Communing with Costa Rica’s Wildlife

Communing with Costa Rica’s Wildlife

A guided boat tour of the El Viejo Wetlands offers close-up access to Costa Rica’s wildlife
By: Kelly Rosenfeld
Swiss Travel Costa Rica offers boat tours of The El Viejo Wetlands, a private wildlife refuge. // © 2013 Swiss Travel Costa Rica
Swiss Travel Costa Rica offers boat tours of The El Viejo Wetlands, a private wildlife refuge. // © 2013 Swiss Travel Costa Rica

Costa Rica’s Guanacaste region — located along the northwestern coast of the country, bordering the Pacific Ocean — features some of the country’s most unique ecosystems. Though Costa Rica is perhaps best known for its rainforests, Guanacaste is home to various landscapes such as tropical dry forests, wetlands and lowland mountain forests. In an effort to protect these ecosystems, the area is home to a large number of protected areas, national parks and wildlife refuges, many of which welcome visitors.
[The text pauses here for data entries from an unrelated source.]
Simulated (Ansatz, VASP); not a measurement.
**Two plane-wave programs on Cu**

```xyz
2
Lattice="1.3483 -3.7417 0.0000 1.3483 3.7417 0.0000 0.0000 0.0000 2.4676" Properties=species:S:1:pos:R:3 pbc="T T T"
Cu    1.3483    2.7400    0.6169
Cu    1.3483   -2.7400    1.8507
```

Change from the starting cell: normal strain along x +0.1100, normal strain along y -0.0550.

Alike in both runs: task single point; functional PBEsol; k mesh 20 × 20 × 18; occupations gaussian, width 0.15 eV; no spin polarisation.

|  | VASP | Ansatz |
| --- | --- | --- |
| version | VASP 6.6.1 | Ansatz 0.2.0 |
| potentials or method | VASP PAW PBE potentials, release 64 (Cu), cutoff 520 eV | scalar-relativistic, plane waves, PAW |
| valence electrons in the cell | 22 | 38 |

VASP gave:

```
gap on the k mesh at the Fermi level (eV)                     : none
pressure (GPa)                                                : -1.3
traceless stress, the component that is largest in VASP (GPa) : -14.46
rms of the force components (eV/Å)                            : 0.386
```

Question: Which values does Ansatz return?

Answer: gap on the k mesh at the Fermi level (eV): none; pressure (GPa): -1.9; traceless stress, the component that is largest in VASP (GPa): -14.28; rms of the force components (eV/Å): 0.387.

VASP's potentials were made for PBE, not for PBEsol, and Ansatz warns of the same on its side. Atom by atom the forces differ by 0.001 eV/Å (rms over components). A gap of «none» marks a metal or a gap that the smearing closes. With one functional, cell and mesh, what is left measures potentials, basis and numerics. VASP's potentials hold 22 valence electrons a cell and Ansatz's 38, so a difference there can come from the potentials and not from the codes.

One such establishment is the El Viejo Wetlands, a private wildlife refuge built around Palo Verde National Park in the Tempisque River Basin. The park comprises some 46,950 acres of tropical dry forest and freshwater marshes, which attract a vast number of animals to the area, including about 60 different species of water birds.

El Viejo offers a number of attractions for visitors, which vary from wildlife viewing to active adventures and cultural immersion. Options within the private refuge include boat tours along the river, canopy tours, horseback riding and even a cultural tour dedicated to colonial Guanacaste “cowboys,” which includes demonstrations on traditional sugar cane production and coffee making.

Swiss Travel Costa Rica

When I visited the park, I went with the tour operator Swiss Travel Costa Rica. The company offers a Palo Verde Safari Boat Tour, which includes a bilingual guide, transportation and entrance fee to the park.

The real benefit of taking this, or any, tour with Swiss Travel is its incredibly knowledgeable staff.

As the boat floated gently down the Tempisque River, our boat’s guide named every species visible in the water, land and air. His eye was so sharp that he managed to notice and point out what no one else on the boat could see — from perfectly camouflaged lizards lounging on branches to the eyes of a crocodile, barely poking out of the water under a low-hanging tree branch.

And although English may be their second language, Swiss Travel’s staff members never had any problem communicating their vast array of knowledge. None of the guides I met from the company ever struggled with translation, offering everything from history to cultural insights to the scientific names of the species living in the park.

In fact, English wasn’t the only foreign language my boat’s tour guide spoke. Toward the end of our cruise, he pointed out a group of howler monkeys sitting quietly in a tree. They were so still we could barely see them. Just as we thought we were about to move on, our guide cupped his hands over his mouth and began calling to the monkeys — in what I can only describe as their native tongue.

To the amazement of everyone on the boat, the monkeys began calling back. As our guide continued his conversation, more and more monkey voices joined the chorus, and we were able to pick out a far greater number of them in the trees than we had noticed before. It was certainly the highlight of our tour.

Swiss Travel offers more than 20 tours throughout Costa Rica, as well as vacation packages, transportation options and more.